Should I Collect Social Security Early ???
Social Security at age 62
When the opportunity presents itself to collect Social Security benefits early, there are often numerous factors to consider. The definition of early is typically age 62. The most common answer is… yes you should. However, not always since as with circumstances, each one must be examined on its own merits.
The first thing someone close to eligibility should understand is that the determination to collect early should not be based on the possibility of SS going “Bankrupt”. While there are serious fiscal challenges the current program faces with regard to sustainability, any future reforms or changes to the system will likely impact the next generation. Those over 50 will not likely be impacted. These fiscal challenges are complex and go beyond the scope of this article.
What happens if I collect at 62 years of age ??? Should you collect at age 62 your benefits will be reduced by a factor of 25%. Should you wait until full retirement (Age 66 for those born before the year 1959, and age 67 for those born after 1960) you will receive 100% of the stated benefit. Should you wait until age 70, you receive 130% of the stated benefit.

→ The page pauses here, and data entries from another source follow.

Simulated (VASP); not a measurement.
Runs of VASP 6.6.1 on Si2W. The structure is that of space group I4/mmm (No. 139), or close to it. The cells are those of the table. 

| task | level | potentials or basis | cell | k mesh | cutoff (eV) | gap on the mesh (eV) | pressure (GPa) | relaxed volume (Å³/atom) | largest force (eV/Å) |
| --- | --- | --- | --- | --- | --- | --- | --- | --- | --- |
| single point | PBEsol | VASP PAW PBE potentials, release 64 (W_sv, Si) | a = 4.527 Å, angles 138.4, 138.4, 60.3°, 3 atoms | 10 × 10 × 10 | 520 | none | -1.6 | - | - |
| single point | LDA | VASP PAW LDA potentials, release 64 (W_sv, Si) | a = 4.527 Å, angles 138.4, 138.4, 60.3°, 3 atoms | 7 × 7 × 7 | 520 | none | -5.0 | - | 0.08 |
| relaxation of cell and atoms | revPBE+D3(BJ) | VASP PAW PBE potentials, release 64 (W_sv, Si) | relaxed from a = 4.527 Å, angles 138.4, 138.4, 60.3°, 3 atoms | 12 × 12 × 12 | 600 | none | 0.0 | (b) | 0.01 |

So why collect early ??? Collecting early tends to make the most sense when you are fully or partially retired receiving an earned income of a nominal amount. In the year 2012, if you earn in excess of $14,640 you will be penalized $1 for every $2 earned above the limit. Once you exceed $38,880 you will be penalized $1 for every $3 above the limit. At full retirement there is no penalty on earnings. Please note that this is not a permanent penalty, this amount is paid back to you later in full retirement. However should you have a sizeable income and have need for the additional cash flow, then the early benefit from SS is simply an added liability in terms of taxes. (85% of SS earnings are reportable taxable income).
However should you be fully retired and not be subject to a penalty, it begins to make more sense to collect early. The argument often made for waiting is that the breakeven point for waiting until full retirement is within your statistical life expectancy. According to the American Academy of Actuaries, today 50% of all American live to at least age 85. 75% of those who reach age 65 will go on until at least age 90. But what is often not calculated in these assumptions is the value of the cash in hand. What if the monthly benefit of for example $1500.00 per month from age 62 was invested in a longer term investment strategy because you had no need for the cash flow. You must then calculate the breakeven point on possibly $70,000.00 of investment capital with a 4 year dollar cost averaging head start. Furthermore, what if you actually needed the additional cash flow ??? You must then examine the other liquid assets that you would otherwise be withdrawing from to account for the monthly value of you SS benefits, and hence the implied rate of return that you are not seeing on the money withdrawn over that four year span. When you look more closely at these figures it becomes more sensible to take an early benefit.
A little known fact about SS benefits is that prior to 2010, one could collect early at age 62 and then at age 70 pay back the entire amount collected with no penalties or interest and subsequently start taking the benefit at 130%. In more than fifteen years of financial planning, I have yet to see anyone do this while it was permitted. Granted many individuals were simply unaware of this option. Yet when presented with this choice, they would never opt for it anyway. And with good reason I believe. Let’s examine why. Let’s assume your benefit at age 62 is $1,200.00 per month. Let’s forget the 8 years of inflation increases that you would likely receive and just use a fixed payment. By age 70 you would have received in excess of $115,000.00 in benefits. How many of us would write a check to the gov’t for $115,000.00 to collect the new higher 130% benefit ??? The answer is likely none of us. The reason is, should die shortly thereafter, the 115k is gone. Social security has no real survivor benefit beyond a small lump sum of less than $300.00. If you’re married, the surviving spouse is entitled to the higher of the two benefits, but not both. The lump sum is not insured back to you. It is the equivalent of purchasing a single life income annuity with no guarantee period, which is not a good idea. So what does this tell us ??? If you have the ability to change a decision you’ve made with no penalty or consequences and you choose not to, you must have made the correct decision.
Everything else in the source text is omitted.